A Month of Adjustments

The dichotomous irony from two posts ago to this is not lost on me, but take what you can get here. As I approached the end of my first year of grad school, I found myself contemplating the constant state of adjustment we often find ourselves in. It struck me how rapidly things can transform within just a year. It seemed like only yesterday I was completing my undergraduate degree at Penn State, and now I have successfully completed half of my master's program. However, amidst these academic transitions, I was confronted with even more immediate adjustments, such as transitioning from a structured class schedule to the uncertainty of interviewing for summer internships to fulfill my practicum requirements. Adding further complexity to this period of change was the passing of my grandfather, a man who had been my role model for 23 years. And to top it all off, I was eagerly anticipating my MCAT scores, which would determine whether I would need to resume studying for that daunting exam.
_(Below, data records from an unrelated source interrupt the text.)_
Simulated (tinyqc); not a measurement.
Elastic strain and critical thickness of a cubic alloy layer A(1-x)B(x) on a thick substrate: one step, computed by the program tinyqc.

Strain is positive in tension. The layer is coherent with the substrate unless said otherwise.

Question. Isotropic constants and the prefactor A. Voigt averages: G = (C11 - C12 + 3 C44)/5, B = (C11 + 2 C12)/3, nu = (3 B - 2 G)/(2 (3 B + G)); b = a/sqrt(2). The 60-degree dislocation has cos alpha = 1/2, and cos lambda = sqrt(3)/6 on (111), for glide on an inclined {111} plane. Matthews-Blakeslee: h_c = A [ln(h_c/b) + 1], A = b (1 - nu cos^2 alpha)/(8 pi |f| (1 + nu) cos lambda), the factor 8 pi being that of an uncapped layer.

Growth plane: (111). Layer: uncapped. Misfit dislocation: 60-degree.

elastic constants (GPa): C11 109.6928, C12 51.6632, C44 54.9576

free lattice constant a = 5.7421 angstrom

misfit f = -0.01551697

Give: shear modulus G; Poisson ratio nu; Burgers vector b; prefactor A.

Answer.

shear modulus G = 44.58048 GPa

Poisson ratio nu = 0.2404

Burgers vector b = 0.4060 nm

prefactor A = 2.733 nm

The shift from being a student attending regular classes to suddenly having no classes at all was initially disorienting. The absence of a set schedule left me feeling adrift, unsure of how to structure my time and maintain a sense of purpose. However, I soon realized that this period provided an opportunity for personal growth and exploration. It allowed me to delve into self-directed projects, pursue new interests, and focus on acquiring practical skills through internships.

In the midst of adjusting to the academic changes, I faced the loss of my grandfather. There are a lot of people in the world: many good, some great, but only one John Bagnato. I was fortunate enough to be in a position where he served as the model of the man I wanted to be like when I grew up. He truly taught me everything I know, from how to keep a routine and take care of myself to how to love and care for those around me. I was left with the question, "Where do you go when the strongest person you know is no longer around? To whom do you turn when your role model is gone?" For me, the answer came in embracing the time we had together and remembering all the lessons that he taught me, as I can carry those with me for the rest of my life.

As I reflect on this month of adjustments, I am reminded of the profound resilience of the human spirit. Life is a series of transitions, sometimes planned and sometimes unexpected, but it is through these moments of adjustment that we discover our inner strength and capacity for growth. It is during these times that we learn to adapt, find new paths, and appreciate the connections and experiences that shape us. With each adjustment, we evolve into a more sturdy yet compassionate version of ourselves, ready to face the next chapter with renewed vigor and determination.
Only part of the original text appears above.